Wheel Modelling and Cooling Flow Effects on Car Aerodynamics
Doctoral thesis, 2018
In recent years, the automotive industry has focused on computer simulations as an alternative to physical testing. This allows for early vehicle optimization, short turn around times, and significant cost savings. Aerodynamics is an important vehicle attribute where Computational Fluid Dynamics (CFD) simulations are being used to improve vehicle design. In this context, predicting the aerodynamic forces in CFD is challenging, given the complexity of both the geometry and the flow. Two main areas where discrepancies between CFD and wind tunnel tests are present are wheel aerodynamics and cooling flow.
Wheel aerodynamics has been the focus of CFD research for several years, especially with the expected introduction of the Worldwide harmonized Light vehicles Test Procedure (WLTP) regulations. Car manufactures will need to evaluate the drag of the vehicle for all different rim and tyre combinations sold with the car, in order to determine its official fuel consumption. Thus, accurate modelling of tyre and rims in CFD is a high priority for vehicle manufacturers, in order to optimize vehicle design without large increases in testing costs. This thesis investigates the effects of different wheel geometries, as well as different wheel rotation modelling techniques and their effect on overall vehicle forces. A hybrid approach for modelling tyre rotation, named MRFg, has been proposed and analysed. It showed significant improvements in numerical prediction, when compared to experimental results. MRFg can be applied on the loaded and deformed tyres with no significant cost increase. Investigations into the tyre geometry also showed that the CFD accuracy can be improved by reproducing the rain grooves' continuity at the contact patch in the virtual model. The rain grooves have been show to reduce overall vehicle drag in both the wind tunnel tests and the simulations.

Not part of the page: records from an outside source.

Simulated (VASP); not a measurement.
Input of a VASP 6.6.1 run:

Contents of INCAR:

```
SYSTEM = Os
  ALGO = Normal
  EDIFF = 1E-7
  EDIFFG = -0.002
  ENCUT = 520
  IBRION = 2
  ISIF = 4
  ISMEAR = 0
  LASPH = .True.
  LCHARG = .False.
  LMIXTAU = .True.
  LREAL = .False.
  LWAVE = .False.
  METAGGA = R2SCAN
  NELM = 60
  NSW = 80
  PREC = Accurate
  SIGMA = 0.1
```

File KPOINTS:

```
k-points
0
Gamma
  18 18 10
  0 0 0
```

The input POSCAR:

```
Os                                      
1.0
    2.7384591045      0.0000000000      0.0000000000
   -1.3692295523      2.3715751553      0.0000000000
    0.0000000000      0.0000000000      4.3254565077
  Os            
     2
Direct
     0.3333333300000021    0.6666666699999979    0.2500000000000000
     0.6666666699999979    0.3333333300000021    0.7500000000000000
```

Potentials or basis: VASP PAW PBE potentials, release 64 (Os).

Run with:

The cooling flow is an important parameter to consider when validating simulations to experiments, as it changes the flow field around the vehicle and has a large impact on the aerodynamic forces. In this thesis, a simple and quick method for measuring cooling flow is introduced. It is a force based approach where the force acting on the radiator core is used to calculate the air mass flow. It allows for non-intrusive monitoring of the cooling flow and forces during aerodynamic development with good accuracy. A comparison of CFD and wind tunnel tests is also performed with focus on parameters influencing cooling flow and force measurements. The effects of wind tunnel blockage and measurement grid have been shown to have significant effects on mass flow predictions.